[Devicemap Wiki] Update of "Patterns2" by rezan

Apache Wiki Fri, 09 Jan 2015 13:01:33 -0800

Dear Wiki user,

You have subscribed to a wiki page or wiki category on "Devicemap Wiki" for 
change notification.


The "Patterns2" page has been changed by rezan:
https://wiki.apache.org/devicemap/Patterns2

Comment:
pattern spec

New page:
<<TableOfContents(2)>>

= Pattern Specification 2.0 =
Draft 1, 2014-01-09

This is the DeviceMap data specification for patterns and attributes.

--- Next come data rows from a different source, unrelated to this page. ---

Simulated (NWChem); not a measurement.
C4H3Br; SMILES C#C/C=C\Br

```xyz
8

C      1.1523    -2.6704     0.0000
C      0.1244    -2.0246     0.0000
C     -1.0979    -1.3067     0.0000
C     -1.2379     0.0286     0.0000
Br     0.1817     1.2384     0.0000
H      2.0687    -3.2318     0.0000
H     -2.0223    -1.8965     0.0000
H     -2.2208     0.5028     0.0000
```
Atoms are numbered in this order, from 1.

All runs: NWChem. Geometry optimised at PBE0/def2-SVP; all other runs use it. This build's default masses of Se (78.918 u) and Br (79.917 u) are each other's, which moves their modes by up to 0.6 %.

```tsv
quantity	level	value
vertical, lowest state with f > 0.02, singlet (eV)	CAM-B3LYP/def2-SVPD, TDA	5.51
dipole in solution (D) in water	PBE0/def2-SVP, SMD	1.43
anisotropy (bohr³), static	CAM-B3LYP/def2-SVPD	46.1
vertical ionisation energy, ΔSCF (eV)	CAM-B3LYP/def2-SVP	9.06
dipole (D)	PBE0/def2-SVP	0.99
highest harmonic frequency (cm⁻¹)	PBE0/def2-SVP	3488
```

All encodings in this document are UTF8.

=== Overview ===

This document goes over how the DeviceMap data domains are defined and how the
classifiers will process user input against the domains.

The classification process is broken down into three phases:

 * Input Parsing
 * Pattern Matching
 * Attribute Retrieval

The following definitions are used:

 input string::
 :: this is the string to be classified

 token stream::
 :: this is the list of tokens that result from the Input Parsing phase

 pattern::
 :: this is a complete pattern definition with an id, type, rank, and pattern 
tokens

 pattern tokens::
 :: these are the individual pattern strings which comprise a pattern

 pattern type::
 :: this defines how the pattern tokens must appear in the input string for the 
pattern to be valid

 matched tokens::
 :: these are pattern tokens which are successfully matched in the token stream

The pattern and attribute files are JSON objects. These objects will contain:

 * Format version
 * Name
 * Domain version
 * Description
 * Publish date



= Input Parsing =

This step parses the input string and creates the token stream.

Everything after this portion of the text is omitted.